2. i had three people compliement my bengali today.

3. as i was taking the metro home today i saw a girl i knew from the gatch and we got to sit together.

4. i discovered a possible new food obsession...a paneer pastry.

5. the auto driver regonized me and told the other passengers that i speak bengali. we then had a conversation about our business.

6. I got to cut rolls for blankets at sari bari with Gita

7. I realized how free i am to make a decision. on my metro ride i realized that i wasn't worrying about anything....no boys, conflicts...i was free and it was so nice.

8. i bought by tickets to go on my "get the freak out of kolkata" retreat next weekend. i am going to see Tammy. and i am going to go by myself and love it.

9. i took an 1/2 hour nap today when i finally got to sari bari. i only take naps when i am really really tired. it was so nice.
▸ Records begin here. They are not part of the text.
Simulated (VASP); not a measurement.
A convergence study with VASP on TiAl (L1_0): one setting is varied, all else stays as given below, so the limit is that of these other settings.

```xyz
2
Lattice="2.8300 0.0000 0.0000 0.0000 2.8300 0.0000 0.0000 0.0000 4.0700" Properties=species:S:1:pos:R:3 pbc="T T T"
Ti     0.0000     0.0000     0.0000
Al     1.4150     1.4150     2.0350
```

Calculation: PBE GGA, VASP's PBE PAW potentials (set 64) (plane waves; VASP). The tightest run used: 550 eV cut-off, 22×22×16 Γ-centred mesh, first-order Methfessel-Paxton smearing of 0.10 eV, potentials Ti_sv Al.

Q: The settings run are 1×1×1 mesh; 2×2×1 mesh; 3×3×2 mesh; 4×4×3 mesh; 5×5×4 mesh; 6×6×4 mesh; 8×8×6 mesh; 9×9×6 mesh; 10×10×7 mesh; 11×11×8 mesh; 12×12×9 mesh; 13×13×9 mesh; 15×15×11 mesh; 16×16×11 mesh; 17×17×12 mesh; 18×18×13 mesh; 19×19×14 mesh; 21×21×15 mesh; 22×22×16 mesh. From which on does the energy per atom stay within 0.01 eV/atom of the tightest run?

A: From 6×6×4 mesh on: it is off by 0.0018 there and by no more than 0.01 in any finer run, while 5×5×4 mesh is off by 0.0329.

10. i am obsessed with home made indian food lately. a lady at sari bari let me try some of her alu dum and it was sooo good. i am learning how to make kichuri and alu baja. i want to be able to teach my mom.

11. i had a conversation with ange two days ago and i still feel like i am processing lots of cool things.

12. as i am writing this i just got a text message on my phone from spice jet that told me about my ticket...how is that for service.

13. i love that in the past three day i have talked to ange, david, laura, and a little bit with kara and loved it.

14. today i contimplated seriousness and Jesus farting. sometimes i get soooo serious and forget to laugh and remember that God has a sense of humor. today i wondered if Jesus would rip one with all of His dsciples around and then laugh...i mean it was a bunch of men. who knows??/ but it makes me smile.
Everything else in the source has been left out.